U.S. colleges to offer 'Critical Whiteness Studies' as part of 'antiracist' practices
During the upcoming 2023-2024 academic year, various colleges across the country will offer courses on 'Critical Whiteness Studies,' which is a branch derived from the principles of Critical Race Theory.

In the Fall of 2023, the Department of English Language and Literature at the University of New Mexico will be conducting a course on "Critical Whiteness Studies," providing students with insights into whiteness as an ideology of supremacy and domination.
“Our goal in this course is to learn how to identify and challenge whiteness as part of an antiracist practice,” the course description states.
At the University of Colorado, Denver, there is a course called "Problematizing Whiteness: Educating for Racial Justice," which emphasizes that "Critical Whiteness Studies" offers a comprehensive examination of race, encompassing the struggles of people of color while also addressing the complicity of white individuals, the Daily Wire reports.
Additionally, at the University of Oregon, there are courses such as "Critical Whiteness Studies," which delve into the social construction of race by examining and contextualizing the concept of 'whiteness' as a racial category in the United States. Moreover, the university also offers classes on "Environmental Racism" and "Feminist Theories of Race."
The School of Education at the University of San Francisco will offer a course named "Whiteness, Power, and Privilege," which will take a comprehensive look at “racialization and racism through the lens of Critical Whiteness Studies.” It also offers an “examination of whiteness as the driving force behind … oppression.”
During the 2022-2023 academic year, the University of Puget Sound, through its English Department, offered a course on "Critical Whiteness Studies." This course explores and “engages with ‘whiteness’ as a category of identification in order to develop a theoretically informed understanding of the history, function, and effects of racial encoding within literature.”

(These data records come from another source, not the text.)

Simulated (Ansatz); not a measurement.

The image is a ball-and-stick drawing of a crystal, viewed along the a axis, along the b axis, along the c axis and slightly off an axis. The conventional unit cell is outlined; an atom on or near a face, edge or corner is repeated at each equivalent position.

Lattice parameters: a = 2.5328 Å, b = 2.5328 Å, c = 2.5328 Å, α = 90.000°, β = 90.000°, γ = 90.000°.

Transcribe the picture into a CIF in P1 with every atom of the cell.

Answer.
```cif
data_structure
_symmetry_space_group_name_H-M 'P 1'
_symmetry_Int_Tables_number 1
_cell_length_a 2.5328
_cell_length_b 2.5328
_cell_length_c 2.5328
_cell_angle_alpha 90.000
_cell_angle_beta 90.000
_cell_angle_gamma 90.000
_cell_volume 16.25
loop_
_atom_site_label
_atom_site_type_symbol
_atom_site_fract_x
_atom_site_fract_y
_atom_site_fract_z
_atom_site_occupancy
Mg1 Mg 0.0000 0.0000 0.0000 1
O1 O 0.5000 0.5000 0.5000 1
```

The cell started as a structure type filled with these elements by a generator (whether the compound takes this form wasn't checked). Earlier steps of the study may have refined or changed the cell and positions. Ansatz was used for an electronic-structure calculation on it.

In the archived records of the University of Wisconsin Madison's African Cultural Studies department, there was a course titled "The Problem of Whiteness," which has since been deleted. The course description stated that its focus was on "Critical Whiteness Studies," aiming to comprehend the social construction and experiences associated with whiteness to contribute to the dismantling of white supremacy.
It added “Our class will break away from the standard US-centric frame, and consider how whiteness is constructed globally.” The course explains how white people “consciously and unconsciously perpetuate institutional racism.”